Naomi Schaefer Riley

Naomi Schaefer Riley

Opinion

The mixed messages of Disney’s ‘Frozen’

Halfway through “Frozen,” my daughter wanted to leave. Like many a first-grader, she gets scared at some scenes even in animated movies. But I figured she’d like it in the end, so I leaned over and told her, “Don’t worry, she’ll marry the guy with the reindeer and they’ll live happily ever after.” Seen one Disney princess movie, seen them all, right?

Well, as everyone but me had already heard, “Frozen” broke the mold, en route to an Oscar for Best Feature Animated Film and grossing over a billion dollars. Feminists the world over cheered that Disney finally made a movie about strong women who go out and find themselves without the help of a man.

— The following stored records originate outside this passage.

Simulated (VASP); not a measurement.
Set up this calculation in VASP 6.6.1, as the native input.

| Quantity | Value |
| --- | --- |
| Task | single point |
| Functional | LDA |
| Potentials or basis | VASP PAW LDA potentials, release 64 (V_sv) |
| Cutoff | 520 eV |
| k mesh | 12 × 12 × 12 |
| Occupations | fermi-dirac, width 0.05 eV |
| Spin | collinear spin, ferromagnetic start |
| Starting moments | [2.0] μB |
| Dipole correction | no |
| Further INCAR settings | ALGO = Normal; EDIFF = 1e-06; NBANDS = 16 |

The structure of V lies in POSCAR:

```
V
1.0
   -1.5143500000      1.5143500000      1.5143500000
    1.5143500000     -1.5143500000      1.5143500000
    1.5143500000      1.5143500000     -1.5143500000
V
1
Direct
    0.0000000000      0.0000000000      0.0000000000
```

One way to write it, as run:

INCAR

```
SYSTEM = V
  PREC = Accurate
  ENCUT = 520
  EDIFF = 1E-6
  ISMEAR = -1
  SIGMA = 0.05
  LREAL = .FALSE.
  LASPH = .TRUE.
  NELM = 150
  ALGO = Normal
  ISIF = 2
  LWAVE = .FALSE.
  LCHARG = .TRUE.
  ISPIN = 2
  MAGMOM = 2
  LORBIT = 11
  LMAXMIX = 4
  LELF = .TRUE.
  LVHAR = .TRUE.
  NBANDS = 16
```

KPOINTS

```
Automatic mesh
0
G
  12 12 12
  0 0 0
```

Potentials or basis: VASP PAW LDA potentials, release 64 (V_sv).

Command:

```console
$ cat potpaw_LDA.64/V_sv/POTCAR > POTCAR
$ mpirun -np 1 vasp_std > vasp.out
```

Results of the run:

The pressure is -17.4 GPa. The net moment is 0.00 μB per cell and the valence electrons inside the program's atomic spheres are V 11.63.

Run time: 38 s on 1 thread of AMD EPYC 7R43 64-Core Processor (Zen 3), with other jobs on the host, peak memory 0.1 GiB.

Fair enough — but the movie’s most important message is not that women don’t need men. It is about the dangers of assuming that marriage is the only thing that matters, that love is the only thing that matters in a marriage and that family and community can simply be cast aside in pursuit of a soulmate.

As “Frozen” opens, the king and queen of Arrendale have died at sea. Princess Anna asks her older sister, now Queen Elsa, for permission to marry a man — and the movie avoids the formula. From “Pocohontas” to “The Little Mermaid,” this conflict usually involves an overbearing, controlling father, whom the rebellious girl needs to escape in order to find true love.

But Elsa’s objections have nothing to do with wanting to control Anna and everything to do with warning her about rushing into marriage with someone she just met. (Much later, the guy does turn out to be a slimeball.)

Then comes what many see as the true moment of female empowerment in the movie, the scene where Elsa lets loose the wintery powers that she’s been told to bottle up all these years, because they can kill.

In the middle of a forest, away from any people, she can finally be herself. “Let It Go,” she sings — along with every 9-year-old girl in America for the past few months.

For the most part, the message of this chart-topping song has been embraced by mothers nationwide: Stop trying to live up to other people’s expectations of you.

As the song’s writers explained in their Oscar acceptance speech, dedicating the award to their daughters: “This song is inspired by our love for you and the hope you never let fear or shame keep you from celebrating the unique people that you are”

Elsa sings, “It’s time to see what I can do / To test the limits and break through / No right, no wrong, no rules for me / I’m free.” It’s a powerful moment and a message that many mothers may agree with — but that isn’t what Elsa does in the end.

In fact she decides she’s not free to do whatever she wants. She can’t live alone, away from her sister; she actually has some serious obligations to her kingdom. And while she may be a queen with a different style than her mother, she can’t live without the love and support of her family and her community.

In this sense, she is much different from Disney’s Cinderella and Snow White, who waltz off into the sunset, never looking back. Or Ariel, the Little Mermaid, who not only leaves her family but grows legs so she can never go back.

Meanwhile, we’re still expecting younger-sister Anna to live happily ever after with a man in the end — after a prophesied, mysterious “act of true love” that must save her. Disney could have taken Anna’s friendship with the kind and respectful Kristoff the mountain man there, affirming assumptions about modern egalitarian marriage.

But it’s not the love of a man that makes Anna whole again: It’s the love of her family.

In that sense, “Frozen” may be the most traditional movie Disney has ever made.